User Interactions in xR

Augmented, mixed, and virtual reality offer great new ways to work with 3D objects, 3D charts, data visualizations and games.

Discovering extended reality (xR)

Augmented, mixed, and virtual reality offer great new ways to work with 3D objects, 3D charts, data visualizations and games. Not to mention many uses that we haven’t even thought of. They enable entirely new applications and can make using some existing applications a lot better.
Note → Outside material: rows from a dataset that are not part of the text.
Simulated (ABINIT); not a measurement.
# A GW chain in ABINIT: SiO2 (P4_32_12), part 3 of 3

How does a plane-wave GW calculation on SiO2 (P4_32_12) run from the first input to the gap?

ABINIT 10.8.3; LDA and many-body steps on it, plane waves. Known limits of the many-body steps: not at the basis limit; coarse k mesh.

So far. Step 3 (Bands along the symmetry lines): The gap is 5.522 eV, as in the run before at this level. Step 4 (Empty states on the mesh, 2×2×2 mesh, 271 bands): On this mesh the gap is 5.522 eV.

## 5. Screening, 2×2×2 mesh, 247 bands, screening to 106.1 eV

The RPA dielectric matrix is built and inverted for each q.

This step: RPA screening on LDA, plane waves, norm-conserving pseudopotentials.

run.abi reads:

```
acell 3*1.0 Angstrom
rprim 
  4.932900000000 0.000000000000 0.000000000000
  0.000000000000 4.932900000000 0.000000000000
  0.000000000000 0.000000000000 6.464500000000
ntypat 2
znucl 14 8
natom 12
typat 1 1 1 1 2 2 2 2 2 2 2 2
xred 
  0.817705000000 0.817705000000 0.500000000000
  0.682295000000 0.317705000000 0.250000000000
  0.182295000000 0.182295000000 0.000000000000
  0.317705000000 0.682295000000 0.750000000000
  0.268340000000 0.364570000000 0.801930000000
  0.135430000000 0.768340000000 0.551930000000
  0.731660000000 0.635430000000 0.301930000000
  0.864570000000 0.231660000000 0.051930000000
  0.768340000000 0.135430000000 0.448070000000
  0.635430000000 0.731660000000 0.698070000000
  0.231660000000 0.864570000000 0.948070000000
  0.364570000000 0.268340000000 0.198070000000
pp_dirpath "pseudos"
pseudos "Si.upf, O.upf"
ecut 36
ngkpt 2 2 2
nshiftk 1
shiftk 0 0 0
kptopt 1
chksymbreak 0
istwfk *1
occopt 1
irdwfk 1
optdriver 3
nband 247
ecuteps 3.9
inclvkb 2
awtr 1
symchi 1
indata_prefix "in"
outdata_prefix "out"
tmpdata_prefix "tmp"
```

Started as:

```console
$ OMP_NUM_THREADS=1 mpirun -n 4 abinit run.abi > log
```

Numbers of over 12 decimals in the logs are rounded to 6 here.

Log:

Take a spreadsheet with a lot of data for example. Displaying the data in a chart helps our brains to very quickly make sense of the data and spot things like trends, ranges and anomalies. If it is a 3D chart on a 2D screen, some things might be hidden from view and it can be hard to see relative sizes. Having that same 3D chart in a 3D environment where you can easily walk around it and look at it from different angles or virtually “grab” the chart and move it around can bring those benefits to 3D charts.

AR, MR and VR break out of flat displays and place the human in a world that is not limited to a small, flat area. This can offer some advantages to traditional office applications and even more so for new applications that are simply not feasible with flat displays.

Moving around

Moving around in extended reality (xR) works quite well already. In this article we will use xR as a generic term for augmented, mixed, and virtual reality. In virtual reality, your body usually stays in one place or it moves around in a limited physical space. (This also helps to avoid bumping into objects in the real world.) The virtual space is limitless. There are several methods for moving around in a virtual environment, such as “teleporting” by pointing at a location where you want to go and triggering a jump. There are even hardware solutions like one that lets you fly like a bird.

Moving around in augmented reality is, well, moving around in actual reality. The real world is augmented with extra information or objects. In this app for example, you can go on a hike and get information about certain spots along the way, projected on a 360º view of the location.

Mixed reality is an enhanced form of augmented reality where your view of the real, physical world is enhanced with virtual objects. If you move your head, the virtual objects stay in the same place in the physical world.

To understand the difference between augmented and mixed reality, think of the augmented reality of using your phone and pointing your camera at something. Your phone adds objects or information on the screen on top of the camera image. Think of Pokémon Go. Mixed reality typically requires a headset that continually augments your view of the real world. Meta Glasses and Microsoft HoloLens are two examples.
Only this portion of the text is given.